Tuesday, January 31, 2017

I Guess You Had to Be There

Here's one of those movies that arrives on the scene with the wind of wonderful critical reviews powering its ascent.   You can't miss "Paterson" I am told.

Okay, I'll bite.   And I did.    Now I'm wondering if all those hosannas from critics were just something I imagined.  Because, while being a movie that held my interest, "Paterson" was one excruciatingly dull cinematic experience.

The main character in the film is Paterson and, to confuse me even further, he lives in Paterson, NJ.   As a matter of fact, he's a young guy who's never left Paterson.   He goes only as far as the route of the bus that he drives daily.   He goes home to his Iranian wife who spends her day surrounding herself with black and white patterns.   Rounding out the family group is a bulldog named Marvin who Paterson takes for a nightly walk and a visit to the local tavern. The movie follows this schedule for the seven days it depicts and little deviates from the routine.   The only inspiring moments come from when Paterson, in voice over, reads the poetry he has writer because, you see, he's a bus driver/poet. 

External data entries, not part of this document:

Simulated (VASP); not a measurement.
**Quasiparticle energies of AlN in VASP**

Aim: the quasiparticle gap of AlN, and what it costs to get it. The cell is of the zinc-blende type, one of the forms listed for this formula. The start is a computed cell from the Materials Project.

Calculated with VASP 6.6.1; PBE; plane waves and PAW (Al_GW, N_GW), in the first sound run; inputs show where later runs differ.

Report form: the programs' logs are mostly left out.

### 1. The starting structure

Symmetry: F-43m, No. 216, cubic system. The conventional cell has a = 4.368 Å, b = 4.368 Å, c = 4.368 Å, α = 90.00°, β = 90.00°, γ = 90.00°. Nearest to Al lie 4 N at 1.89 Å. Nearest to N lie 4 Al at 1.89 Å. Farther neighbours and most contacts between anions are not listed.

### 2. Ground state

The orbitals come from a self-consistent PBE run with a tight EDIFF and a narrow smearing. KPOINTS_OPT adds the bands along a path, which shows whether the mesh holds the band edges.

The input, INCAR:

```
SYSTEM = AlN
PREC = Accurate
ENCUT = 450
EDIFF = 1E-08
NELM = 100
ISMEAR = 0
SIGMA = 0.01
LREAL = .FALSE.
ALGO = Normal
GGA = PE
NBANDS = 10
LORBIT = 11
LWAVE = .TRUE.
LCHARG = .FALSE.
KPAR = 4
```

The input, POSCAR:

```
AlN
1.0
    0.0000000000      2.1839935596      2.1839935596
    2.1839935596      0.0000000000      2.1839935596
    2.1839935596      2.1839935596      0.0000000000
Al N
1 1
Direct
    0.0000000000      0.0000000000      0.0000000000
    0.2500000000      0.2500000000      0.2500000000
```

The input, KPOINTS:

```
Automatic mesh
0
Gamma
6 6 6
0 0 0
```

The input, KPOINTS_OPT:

If that doesn't sound interesting to you, bingo, we have a winner.   It's not.   Writer-director Jim Jarmusch has you waiting for something profound or monumental to happen.   It never does.   They keep showing Paterson tying Marvin to a fire hydrant while he goes into the bar for a beer.   Okay, I'm thinking, the dog is going to be stolen eventually.  Nope.   Indeed, the only thing that does occur over the two hours is a homage to the old homework excuse..."the dog ate it."   You'll have to see to know what I mean.  If ever a movie needed a psychotic killing spree to play out, it's this one.

Or, on second thought, don't bother.

While the work of Adam Driver as the lead is admirable, I really don't understand what all the critical fuss is about.   Paterson himself is in first gear and the director doesn't know how to pop the clutch for the rest of the film.   

Maybe I should read some more reviews of "Paterson" to see just what it is I'm meaning.

Or, on third thought, I won't bother either.

LEN'S RATING:  One star.

Dinner last night:  Hawaiian chicken and vegetables.